Mariinsky Theatre Soloists, Chorus, Children’s Chorus and Symphony Orchestra
Principal Chorus Master: Andrei Petrenko
Children’s Chorus Coach: Dmitry Ralko
Musical Preparation: Marina Mishuk
Roles are being rehearsed by: Anastasia Kalagina (soprano), Andrei Popov (tenor), Vladimir Moroz (baritone)

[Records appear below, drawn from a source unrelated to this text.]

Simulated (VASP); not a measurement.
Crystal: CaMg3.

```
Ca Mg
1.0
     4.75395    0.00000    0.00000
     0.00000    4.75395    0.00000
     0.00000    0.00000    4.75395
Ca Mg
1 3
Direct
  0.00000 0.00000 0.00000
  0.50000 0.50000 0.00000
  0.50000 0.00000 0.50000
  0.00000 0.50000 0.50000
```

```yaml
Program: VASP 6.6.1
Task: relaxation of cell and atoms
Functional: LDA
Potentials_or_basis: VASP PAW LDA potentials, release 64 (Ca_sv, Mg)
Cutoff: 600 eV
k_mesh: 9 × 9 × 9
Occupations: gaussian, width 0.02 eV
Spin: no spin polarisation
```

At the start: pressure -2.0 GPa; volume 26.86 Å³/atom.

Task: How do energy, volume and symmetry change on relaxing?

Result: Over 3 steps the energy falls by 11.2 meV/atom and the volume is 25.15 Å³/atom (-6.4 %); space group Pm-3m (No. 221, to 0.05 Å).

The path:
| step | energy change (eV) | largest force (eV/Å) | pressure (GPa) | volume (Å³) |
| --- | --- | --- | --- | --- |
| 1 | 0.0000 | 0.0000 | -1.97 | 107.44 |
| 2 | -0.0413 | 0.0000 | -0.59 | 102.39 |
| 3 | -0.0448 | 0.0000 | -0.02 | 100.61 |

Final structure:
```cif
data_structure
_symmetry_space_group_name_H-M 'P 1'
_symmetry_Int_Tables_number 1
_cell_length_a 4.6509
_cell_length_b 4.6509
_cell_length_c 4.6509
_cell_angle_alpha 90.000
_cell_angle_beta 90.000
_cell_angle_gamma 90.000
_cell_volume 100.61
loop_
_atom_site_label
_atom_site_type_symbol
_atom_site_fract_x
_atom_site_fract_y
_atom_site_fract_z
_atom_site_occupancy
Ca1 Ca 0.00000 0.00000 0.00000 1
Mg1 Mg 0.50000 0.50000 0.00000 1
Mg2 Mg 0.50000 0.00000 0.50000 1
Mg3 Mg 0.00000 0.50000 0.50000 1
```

The stage cantata Carmina Burana (1936) is Carl Orff’s most famous opus, bringing the composer international acclaim and, along with a few other 20th century masterpieces, immediately becoming part of the “gold reserves” of the popular classical repertoire. In the early 1930 the composer came across the 12th and 13th century collection of poetry Carmina Burana (Songs from Beuern), found in a Bavarian monastery. This collection included works by vagrants and medieval wandering poets – students, scholars and nomadic monks. These poems in spoken dialects – in popular Latin, old German and French – indicate that in the dim and distant past people’s interests were largely similar to what they are today: wine, women, gambling, success and wealth… Bu the main idea of the whole literary diversity lay in the fact that there is nothing everlasting in this world and man, with his trifling joys and woes is merely a plaything in the hands of capricious Fate, with the spinning Wheel of Fortune a symbol of its inconstancy. It is this image that forms a leitmotif in Orff’s cantata.